Observe Eclipses! 
Excerpts from book by Dr. Michael D. Reynolds and Richard A. Sweetsir

Solar Eclipse Observing--The Sky at Totality

Introduction. Shortly before second contact, the sky darkens appreciably and the brighter stars and planets become visible to the unaided eye. With the onset of totality, stars fainter than the second magnitude may be seen.

Searches for faint comets, asteroids or infra—Mercurian planets have been carried out during total eclipses for more than a century, but usually such searches, to be fruitful, require sophisticated cameras which produce images for later analyses.

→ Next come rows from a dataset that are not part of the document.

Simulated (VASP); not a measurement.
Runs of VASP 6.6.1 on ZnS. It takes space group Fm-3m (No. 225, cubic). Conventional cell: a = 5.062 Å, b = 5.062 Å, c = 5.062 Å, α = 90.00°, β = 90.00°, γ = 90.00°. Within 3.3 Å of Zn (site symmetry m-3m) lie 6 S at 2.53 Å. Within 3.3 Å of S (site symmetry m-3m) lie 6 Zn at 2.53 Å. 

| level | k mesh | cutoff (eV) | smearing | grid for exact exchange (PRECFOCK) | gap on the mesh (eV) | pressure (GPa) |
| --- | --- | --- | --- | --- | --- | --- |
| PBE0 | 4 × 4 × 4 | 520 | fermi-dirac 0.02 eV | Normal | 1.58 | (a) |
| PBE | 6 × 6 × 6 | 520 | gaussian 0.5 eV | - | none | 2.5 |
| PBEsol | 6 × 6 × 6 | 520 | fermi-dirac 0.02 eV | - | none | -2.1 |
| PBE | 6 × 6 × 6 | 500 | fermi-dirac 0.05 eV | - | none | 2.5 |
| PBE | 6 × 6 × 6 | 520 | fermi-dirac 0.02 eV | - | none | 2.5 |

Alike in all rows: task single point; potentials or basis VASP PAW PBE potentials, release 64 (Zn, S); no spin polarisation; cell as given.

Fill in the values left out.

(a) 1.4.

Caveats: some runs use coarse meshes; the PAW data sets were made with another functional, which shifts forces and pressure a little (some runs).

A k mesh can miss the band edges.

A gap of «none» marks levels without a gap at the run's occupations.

Total eclipses even provided the first experimental support for Einstein’s General Theory of Relativity. The theory predicted that light from a distant star would be bent by the gravitational field of the sun (due to the curvature of space itself) and the star would appear deflected slightly from its actual position in space. Just such a deflection was detected in a star close to the sun’s limb during the total eclipse of 29 May 1919, only four years after Einstein presented his theory.

Observers who are able to tear themselves away from the beauty of the eclipse itself, may find some interesting and worthwhile targets among the celestial objects which would otherwise be hidden from view by the sun for another month or two.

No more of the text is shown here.